Ubuntu 18, CUDA, TF, Caffe, DIGITS

I recently built a home computer for training ML models. I’m using one of NVIDIA’s Titan cards, so I’m going to be using CUDA, CUBLAS, cuDNN, and TensorRT. I opted to install the most recent version of Ubuntu, which is 18.04. After installing everything, I wanted to get DIGITS up and running to get some benchmarks for the GPU. I installed the nvidia-docker runtime and fired up the DIGITS container. I realized that the Caffe framework was available but tensorflow was not. In an attempt to install tensorflow I quickly realized that the packaged versions of CUDA would not work with TensorFlow, and the versions of CUDA that would work with TensorFlow would not work with DIGITS. To get all these to work together (Ubuntu 18, Cuda 10, TensorFlow 1.12, and DIGITS 6.1.1, Caffe 0.17.2), it’s going to be a bit of work, but ultimately worth it…here’s what’s needed.

To start with, I needed to ditch all the packaged versions of the NVIDIA software. We’re going to need to install the drivers directly from NVIDIA. I had installed the packaged version of caffe as well so it’s going too. After removing these packages, I needed to boot into a non-graphical run-level and remove the loaded nvidia driver.

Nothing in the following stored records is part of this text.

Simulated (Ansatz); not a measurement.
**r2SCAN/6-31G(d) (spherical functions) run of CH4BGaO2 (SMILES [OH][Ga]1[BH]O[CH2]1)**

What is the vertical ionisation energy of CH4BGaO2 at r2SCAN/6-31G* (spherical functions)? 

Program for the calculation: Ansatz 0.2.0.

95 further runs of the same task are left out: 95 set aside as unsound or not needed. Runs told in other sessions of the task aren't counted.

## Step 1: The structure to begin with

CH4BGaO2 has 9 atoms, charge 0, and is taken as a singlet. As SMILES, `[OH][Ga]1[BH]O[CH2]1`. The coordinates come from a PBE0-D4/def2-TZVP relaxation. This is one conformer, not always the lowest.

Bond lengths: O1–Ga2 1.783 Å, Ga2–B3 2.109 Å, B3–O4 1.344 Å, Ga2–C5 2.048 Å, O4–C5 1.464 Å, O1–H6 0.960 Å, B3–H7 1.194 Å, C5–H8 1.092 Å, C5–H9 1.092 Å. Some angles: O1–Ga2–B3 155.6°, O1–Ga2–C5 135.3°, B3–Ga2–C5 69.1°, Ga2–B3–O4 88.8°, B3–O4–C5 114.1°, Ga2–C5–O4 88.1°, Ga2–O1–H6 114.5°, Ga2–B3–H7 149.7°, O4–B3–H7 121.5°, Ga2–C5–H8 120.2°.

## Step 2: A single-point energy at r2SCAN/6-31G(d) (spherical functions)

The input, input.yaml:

root@titan:/home/lane# apt remove nvidia-*
root@titan:/home/lane# apt remove caffe-cuda

root@titan:/home/lane# init 3
root@titan:/home/lane# rmmod nvidia_modeset
root@titan:/home/lane# rmmod nvidia-smi
root@titan:/home/lane# rmmod nvidia_uvm
root@titan:/home/lane# rmmod nvidia

The next step is to download and install CUDA. It can be downloaded from https://docs.nvidia.com/cuda/. Before this can be completed I need to make sure that I have the kernel headers and gcc installed, which I did, so all is good. Download the runfile version of CUDA, this will build the driver on the fly and does not have any external dependencies.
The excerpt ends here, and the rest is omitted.